Crews news (corrected from the print version)
The closure of all restaurants in New Mexico is bound to have a profound impact on the region’s eating-out scene.
While we reported in print that we heard Billy Crews, the world-famous restaurant that’s been serving up fine dining and just as fine wines since 1956, was closing, we've heard from Billy and they are indeed open and serving take-out. Billy also says he plans reopen as soon as possible. We regret erroneously reporting otherwise.
Owner Billy Crews first opened the restaurant in 1956. It became famous for its steaks and its list of more than 3,500 fine wines. The eatery has been a consistent Wine Spectator Grand Award winner since 1986, when it was first mentioned in The New York Times.
In 2006, a New York Times restaurant reviewer wrote: “The steaks are very, very good, and the wine list, which runs to 112 densely typed pages, has been winning national awards for decades.”
And even though it’s located in Santa Teresa, New Mexico, Billy Crews was once ranked by Texas Monthly as one of the top 10 places in Texas to have a steak.

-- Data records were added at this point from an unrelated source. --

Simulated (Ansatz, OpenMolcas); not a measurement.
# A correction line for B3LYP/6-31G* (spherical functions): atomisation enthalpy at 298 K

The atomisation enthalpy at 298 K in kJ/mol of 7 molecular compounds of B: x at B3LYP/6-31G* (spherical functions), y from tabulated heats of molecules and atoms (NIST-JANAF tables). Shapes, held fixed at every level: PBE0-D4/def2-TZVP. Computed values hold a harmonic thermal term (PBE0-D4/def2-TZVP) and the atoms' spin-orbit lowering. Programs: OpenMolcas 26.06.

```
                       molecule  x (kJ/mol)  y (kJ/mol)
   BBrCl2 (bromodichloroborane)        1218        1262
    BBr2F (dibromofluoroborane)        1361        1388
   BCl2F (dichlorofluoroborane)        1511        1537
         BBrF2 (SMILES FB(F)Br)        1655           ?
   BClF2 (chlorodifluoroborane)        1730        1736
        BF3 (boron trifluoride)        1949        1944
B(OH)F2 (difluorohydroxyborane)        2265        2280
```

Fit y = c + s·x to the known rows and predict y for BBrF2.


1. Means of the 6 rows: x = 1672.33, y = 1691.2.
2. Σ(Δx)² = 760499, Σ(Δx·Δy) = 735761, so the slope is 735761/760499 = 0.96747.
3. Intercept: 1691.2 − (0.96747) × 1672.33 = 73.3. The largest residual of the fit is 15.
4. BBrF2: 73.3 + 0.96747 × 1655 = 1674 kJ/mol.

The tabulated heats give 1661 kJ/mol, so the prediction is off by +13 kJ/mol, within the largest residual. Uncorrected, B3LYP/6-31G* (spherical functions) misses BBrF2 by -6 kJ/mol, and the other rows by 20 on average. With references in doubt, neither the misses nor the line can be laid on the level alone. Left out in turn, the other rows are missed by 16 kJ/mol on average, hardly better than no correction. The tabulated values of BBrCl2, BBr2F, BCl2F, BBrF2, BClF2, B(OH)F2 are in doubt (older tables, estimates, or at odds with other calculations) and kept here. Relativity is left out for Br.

Here’s some other good news: The very well-stocked package liquor store will also stay open.
Hal Marcus update
It seems that KDBC Channel 4 did not air the TV program “Texas Country Reporter” on Sunday, March 22, as announced. That means El Pasoans who had been looking forward to seeing a segment on local artist Hal Marcus tuned in to see a basketball game from 2008 instead.
But there’s hope! A resourceful reader checked with the host of “Texas Country Reporter” himself, Bob Phillips, who said in an email that the segment will be shown at 7 and 11 p.m. El Paso time this Friday, March 27, on the cable channel RFD-TV.
If you’re a DirecTV subscriber, you’ll find RFD-TV on Channel 345. Depending on your AT&T U-verse service, it may be available on Channel 1568. And on Spectrum, RFD-TV is on Channel 297, depending on your cable package.
As we’ve mentioned, Hal Marcus has been creating striking, colorful paintings of his hometown for years. You’ve probably seen some of his murals that hang in public spaces, including the El Paso County Courthouse.
A moment in time
It was 56 years ago last week, March 19, 1966, that the Miners from Texas Western College in El Paso took on the Kentucky Wildcats, and changed the face of college sports forever.
Miners coach Don Haskins started five African-American players for the first time in an NCAA championship game, and won, 72-65. Texas Western, now UTEP, is still the only men’s team from Texas to bring home the championship trophy.
As we ponder the strange, trying times we now face, it’s an important reminder that good things can happen, too.